Have you even decided what “the one” looks like on paper (and maybe even in the flesh)? Will you definitely know that it’s them when they send you the first, tentative opening message, something along the lines of: “Hi, you look hot, you sound normal. I am hot and normal too, promise. Please message me back…please…did I mention I’m normal and hot? Please, thank you, please.” What makes you decide which messages to reply to and which to bin straight away? I can’t tell you the number of moronic messages I replied to on PoF because I gave them the benefit of the doubt; “they might be dyslexic” or “not everyone is good at writing / selling themselves / communicating with other humans”…WTF!?! If somebody spoke to me like that in a bar, would I really give them any of my time??? Quite frankly I would not.
What about the great, interesting messages from people who have clearly taken the time to read your profile and send you a tailored message but look less than ideal in their pictures? Do you reply to those? Really? Majority binned by me but yet I’d say I go for personality over looks, clearly I don’t know myself as well as I thought! So how do you find anyone worth your time when you’re as fussy as most of us are, responding to the idiots with no personality and deleting the great guys because they had a bit too much of a bald head or they were only 5’11 instead of 6’3?
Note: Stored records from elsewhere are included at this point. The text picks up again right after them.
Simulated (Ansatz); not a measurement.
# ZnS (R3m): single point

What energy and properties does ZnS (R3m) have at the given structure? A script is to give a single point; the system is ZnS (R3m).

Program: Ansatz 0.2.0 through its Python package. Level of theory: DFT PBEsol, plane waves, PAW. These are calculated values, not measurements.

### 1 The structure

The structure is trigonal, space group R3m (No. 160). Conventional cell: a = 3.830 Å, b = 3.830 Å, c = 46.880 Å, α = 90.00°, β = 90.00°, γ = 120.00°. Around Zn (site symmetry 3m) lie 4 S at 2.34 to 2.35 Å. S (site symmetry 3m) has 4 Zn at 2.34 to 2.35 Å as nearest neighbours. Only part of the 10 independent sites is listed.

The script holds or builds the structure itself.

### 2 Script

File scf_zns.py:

Well, the answer is, I think internet dating is just like dating in the real world…you just know. You “meet” someone and they might not be 100% perfect at first or you might have some questions but you keep chatting and suddenly you realise that the person is pretty awesome and definitely worth meeting again; this time face to face. Before you know it, you’ve ended up in some kind of a relationship and it all started with a tentative “hello” over email. Something about the tone of their message and the style of their profile just caught your eye and you could relate to it, in the same way that someone’s laugh or smile might grab you in a bar so you gave them more time and it paid off.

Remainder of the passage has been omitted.